AMD has long stuck to x86 architecture for its server processors, but its gearing up to add 64-bit ARM-based Opteron CPUs to its arsenal in 2014. Sunnyvale also plans to reap the fruits of its SeaMicro acquisition by employing the company's "fabric" tech to link its ARM-based processors in clusters for maximizing efficiency. Where might these new processors come in handy? AMD thinks they'll fit nicely into clouds and "mega data centers" thanks to their power efficiency, but it'll let its x86-based hardware do the heavier lifting such as video encoding and rendering. Other details on the CPUs are scarce, but we suspect that'll change as 2014 approaches.
AMD Changes Compute Landscape as the First to Bridge Both x86 and ARM Processors for the Data Center
Company to Complement x86-based Offerings with New Processors Based on ARM 64-bit Technology, Starting with Server Market
SUNNYVALE, Calif. -10/29/2012
In a bold strategic move, AMD (NYSE: AMD) announced that it will design 64-bit ARM® technology-based processors in addition to its x86 processors for multiple markets, starting with cloud and data center servers. AMD's first ARM technology-based processor will be a highly-integrated, 64-bit multicore System-on-a-Chip (SoC) optimized for the dense, energy-efficient servers that now dominate the largest data centers and power the modern computing experience. The first ARM technology-based AMD Opteron™ processor is targeted for production in 2014 and will integrate the AMD SeaMicro Freedom™ supercompute fabric, the industry's premier high-performance fabric.
AMD's new design initiative addresses the growing demand to deliver better performance-per-watt for dense cloud computing solutions. Just as AMD introduced the industry's first mainstream 64-bit x86 server solution with the AMD Opteron processor in 2003, AMD will be the only processor provider bridging the x86 and 64-bit ARM ecosystems to enable new levels of flexibility and drive optimal performance and power-efficiency for a range of enterprise workloads.

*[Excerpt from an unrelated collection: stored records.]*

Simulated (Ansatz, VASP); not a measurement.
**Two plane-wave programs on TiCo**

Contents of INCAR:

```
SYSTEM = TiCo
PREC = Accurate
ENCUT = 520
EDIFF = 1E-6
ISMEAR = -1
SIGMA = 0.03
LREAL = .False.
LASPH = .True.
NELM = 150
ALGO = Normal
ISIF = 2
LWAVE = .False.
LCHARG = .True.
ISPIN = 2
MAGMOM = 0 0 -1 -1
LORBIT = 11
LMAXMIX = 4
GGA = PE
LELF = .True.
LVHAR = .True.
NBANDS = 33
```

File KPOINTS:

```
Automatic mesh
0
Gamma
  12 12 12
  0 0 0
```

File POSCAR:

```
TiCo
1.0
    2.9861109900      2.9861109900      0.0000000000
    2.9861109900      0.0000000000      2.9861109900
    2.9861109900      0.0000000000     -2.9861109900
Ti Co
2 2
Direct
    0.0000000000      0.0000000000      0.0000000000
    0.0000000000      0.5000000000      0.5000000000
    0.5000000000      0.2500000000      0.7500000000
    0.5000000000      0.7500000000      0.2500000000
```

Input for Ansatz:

"AMD led the data center transition to mainstream 64-bit computing with AMD64, and with our ambidextrous strategy we will again lead the next major industry inflection point by driving the widespread adoption of energy-efficient 64-bit server processors based on both the x86 and ARM architectures," said Rory Read, president and chief executive officer, AMD. "Through our collaboration with ARM, we are building on AMD's rich IP portfolio, including our deep 64-bit processor knowledge and industry-leading AMD SeaMicro Freedom supercompute fabric, to offer the most flexible and complete processing solutions for the modern data center."
"The industry needs to continuously innovate across markets to meet customers' ever-increasing demands, and ARM and our partners are enabling increasingly energy-efficient computing solutions to address these needs," said Warren East, chief executive officer, ARM. "By collaborating with ARM, AMD is able to leverage its extraordinary portfolio of IP, including its AMD Freedom supercompute fabric, with ARM 64-bit processor cores to build solutions that deliver on this demand and transform the industry."
The explosion of the data center has brought with it an opportunity to optimize compute with vastly different solutions. AMD is providing a compute ecosystem filled with choice, offering solutions based on AMD Opteron x86 CPUs, new server-class Accelerated Processing Units (APUs) that leverage Heterogeneous Systems Architecture (HSA), and new 64-bit ARM-based solutions.
This strategic partnership with ARM represents the next phase of AMD's strategy to drive ambidextrous solutions in emerging mega data center solutions. In March, AMD announced the acquisition of SeaMicro, the leader in high-density, energy-efficient servers. With this announcement, AMD will integrate the AMD SeaMicro Freedom fabric across its leadership AMD Opteron x86- and ARM technology-based processors that will enable hundreds, or even thousands of processor clusters to be linked together to provide the most energy-efficient solutions.
"Over the past decade the computer industry has coalesced around two high-volume processor architectures – x86 for personal computers and servers, and ARM for mobile devices," observed Nathan Brookwood, research fellow at Insight 64. "Over the next decade, the purveyors of these established architectures will each seek to extend their presence into market segments dominated by the other. The path on which AMD has now embarked will allow it to offer products based on both x86 and ARM architectures, a capability no other semiconductor manufacturer can likely match."